HighDots Forums  

OT: extract data from PDF's

alt.html alt.html


Discuss OT: extract data from PDF's in the alt.html forum.



Reply
 
Thread Tools Display Modes
  #1  
Old   
Spartanicus
 
Posts: n/a

Default OT: extract data from PDF's - 02-06-2004 , 11:11 AM






Can anyone recommend a tool to extract the data from PDF's (other than
Acrobat)?

--
Spartanicus

Reply With Quote
  #2  
Old   
Paul Furman
 
Posts: n/a

Default Re: OT: extract data from PDF's - 02-06-2004 , 11:19 AM






Automatically with php, manually with the select or text tools in
acrobat. http://us3.php.net/manual/en/ref.pdf.php

Spartanicus wrote:

Quote:
Can anyone recommend a tool to extract the data from PDF's (other than
Acrobat)?



Reply With Quote
  #3  
Old   
Marc Nadeau
 
Posts: n/a

Default Re: OT: extract data from PDF's - 02-06-2004 , 09:24 PM



Spartanicus a écrit:

Quote:
Can anyone recommend a tool to extract the data from PDF's (other than
Acrobat)?

There is a command line utility called pdftohtml at

http://pdftohtml.sourceforge.net/

It works in windows and linux.

You may have to compile the source.

I tried it and it works.

Bonne chance!

--
Ce qui fait que la plupart des femmes sont peu touchées de l'amitié,
c'est qu'elle est fade quand on a senti l'amour. La Rochefoucauld



Reply With Quote
  #4  
Old   
Jukka K. Korpela
 
Posts: n/a

Default Re: OT: extract data from PDF's - 02-07-2004 , 03:51 AM



Marc Nadeau <marcnadoNOSPAMSVP (AT) yahoo (DOT) fr> wrote:

Quote:
http://pdftohtml.sourceforge.net/

It works in windows and linux.
For some values of "work". It generates an attempt at exact imitation
of the visual appearance of the PDF document, hence trying to fight
against the strengths of HTML. It creates _no_ structural markup, just
div, span, nobr, b, etc., combined with the use of CSS positioning in a
manner that relies on browsers' violations of explicit requirements in
CSS specifications. And instead of generating a single HTML document,
it converts each page separately and makes them appear in a frame,
inside a frameset with no noframes element and with frames named
"links" and "rechts", which is _so_ informative e.g. to a blind person,
is it not? And with <title>014-048_Man_282198_50</title>.

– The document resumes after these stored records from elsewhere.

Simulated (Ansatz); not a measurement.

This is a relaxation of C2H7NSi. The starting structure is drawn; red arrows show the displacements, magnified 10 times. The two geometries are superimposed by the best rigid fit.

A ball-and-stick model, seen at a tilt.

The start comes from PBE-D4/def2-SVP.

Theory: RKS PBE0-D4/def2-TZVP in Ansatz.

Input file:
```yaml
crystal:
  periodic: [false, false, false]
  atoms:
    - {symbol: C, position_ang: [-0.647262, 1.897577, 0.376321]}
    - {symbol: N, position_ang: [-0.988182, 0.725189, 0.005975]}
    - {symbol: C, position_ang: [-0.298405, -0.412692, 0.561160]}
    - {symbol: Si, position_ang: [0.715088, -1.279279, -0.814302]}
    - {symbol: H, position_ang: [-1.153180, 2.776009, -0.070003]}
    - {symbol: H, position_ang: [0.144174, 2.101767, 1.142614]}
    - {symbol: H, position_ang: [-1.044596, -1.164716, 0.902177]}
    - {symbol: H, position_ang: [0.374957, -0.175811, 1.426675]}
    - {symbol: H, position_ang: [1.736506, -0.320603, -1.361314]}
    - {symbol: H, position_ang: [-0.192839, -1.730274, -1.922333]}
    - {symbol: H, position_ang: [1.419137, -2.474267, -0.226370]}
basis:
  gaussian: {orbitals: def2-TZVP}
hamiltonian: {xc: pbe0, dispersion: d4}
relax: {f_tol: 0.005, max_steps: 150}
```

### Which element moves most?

It's probably easier to use cut and paste to get the textual content of
a PDF file (and grab the images separately) and add adequate HTML
markup by hand. At least you wouldn't need to remove randomly generated
markup first. But it's not a big difference really, so if you don't
know how to cut and paste from your favorite PDF viewer, you might
almost as well use pdftohtml.

--
Yucca, http://www.cs.tut.fi/~jkorpela/
Pages about Web authoring: http://www.cs.tut.fi/~jkorpela/www.html




Reply With Quote
  #5  
Old   
Toby A Inkster
 
Posts: n/a

Default Re: OT: extract data from PDF's - 02-07-2004 , 05:39 AM



Spartanicus wrote:

Quote:
Can anyone recommend a tool to extract the data from PDF's (other than
Acrobat)?
Ghostscript contains a tool ps2ascii, which can handle PDF input.

--
Toby A Inkster BSc (Hons) ARCS
Contact Me - http://www.goddamn.co.uk/tobyink/?page=132



Reply With Quote
  #6  
Old   
Marc Nadeau
 
Posts: n/a

Default Re: OT: extract data from PDF's - 02-07-2004 , 09:00 PM



Jukka K. Korpela a écrit:

Quote:
Marc Nadeau <marcnadoNOSPAMSVP (AT) yahoo (DOT) fr> wrote:

http://pdftohtml.sourceforge.net/

It works in windows and linux.

For some values of "work". It generates an attempt at exact imitation
of the visual appearance of the PDF document, hence trying to fight
against the strengths of HTML. It creates _no_ structural markup, just
div, span, nobr, b, etc., combined with the use of CSS positioning in a
manner that relies on browsers' violations of explicit requirements in
CSS specifications. And instead of generating a single HTML document,
it converts each page separately and makes them appear in a frame,
inside a frameset with no noframes element and with frames named
"links" and "rechts", which is _so_ informative e.g. to a blind person,
is it not? And with <title>014-048_Man_282198_50</title>.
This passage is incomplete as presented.